Instagram + Android: Four Years Later

Instagram Engineering
Instagram Engineering
10 min readJun 21, 2016

--

The first version of Instagram for Android was built in four months by a team of two engineers. It’s been four years since that launch, and in that time we’ve added features such as video, direct messaging, photo maps, advertiser support, and new ways to discover and explore the amazing content shared by users around the world. We’ve regularly released new filters, editing tools, and apps to unlock creative potential. Almost 30 engineers now work in our Android codebase every day. All this — yet Instagram for Android is still one of the fastest-starting apps on the platform, and is only a 16MB APK download for most users. How did we scale the team and create so many awesome new features while maintaining our best-in-class app size and performance? We’ve focused on providing the best possible experience for a small, well-scoped feature set, we have an extremely efficient UI layer, we take ownership of all the important code in our app, and we’ve invested heavily in maintaining our values as the team grows.

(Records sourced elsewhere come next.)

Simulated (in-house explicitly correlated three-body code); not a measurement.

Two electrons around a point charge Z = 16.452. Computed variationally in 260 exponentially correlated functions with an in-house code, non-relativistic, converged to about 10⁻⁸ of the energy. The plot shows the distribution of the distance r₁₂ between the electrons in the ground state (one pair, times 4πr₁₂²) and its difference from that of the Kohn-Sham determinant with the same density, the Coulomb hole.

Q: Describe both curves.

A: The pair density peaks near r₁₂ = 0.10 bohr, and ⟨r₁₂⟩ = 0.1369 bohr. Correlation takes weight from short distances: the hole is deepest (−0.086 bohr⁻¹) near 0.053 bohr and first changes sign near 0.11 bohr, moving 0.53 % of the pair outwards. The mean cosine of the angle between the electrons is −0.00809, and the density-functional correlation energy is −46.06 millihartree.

Do the Simple Thing First…

A core value of Instagram Engineering is to “Do the Simple Thing First”. We build for the use case that exists now, rather than the one that may exist later. We still care deeply about performance — but “doing the simple thing first” reminds us not to prematurely optimize our code or chase every small performance win. We think holistically and pragmatically, always considering the downside of increased complexity that often accompanies micro-optimization.

At the core of this principle is the idea that the Instagram app is simply a renderer of server-provided data, much like a web browser. Almost all complex business logic happens server-side, where it is easier to fix bugs and add new features. We rely on the server to be perfect, enforced through continuous integration testing, and dispense with null-checking or data-consistency checking on the client. Because of this, the app crashes when there is malformed data, rather than remain in a weird state. Our automated crash reporting triggers alarms and an investigation, and we can fix the bug. It is much easier to fix a crash, with an attached stack trace, than to debug a weird state issue based on a user’s report.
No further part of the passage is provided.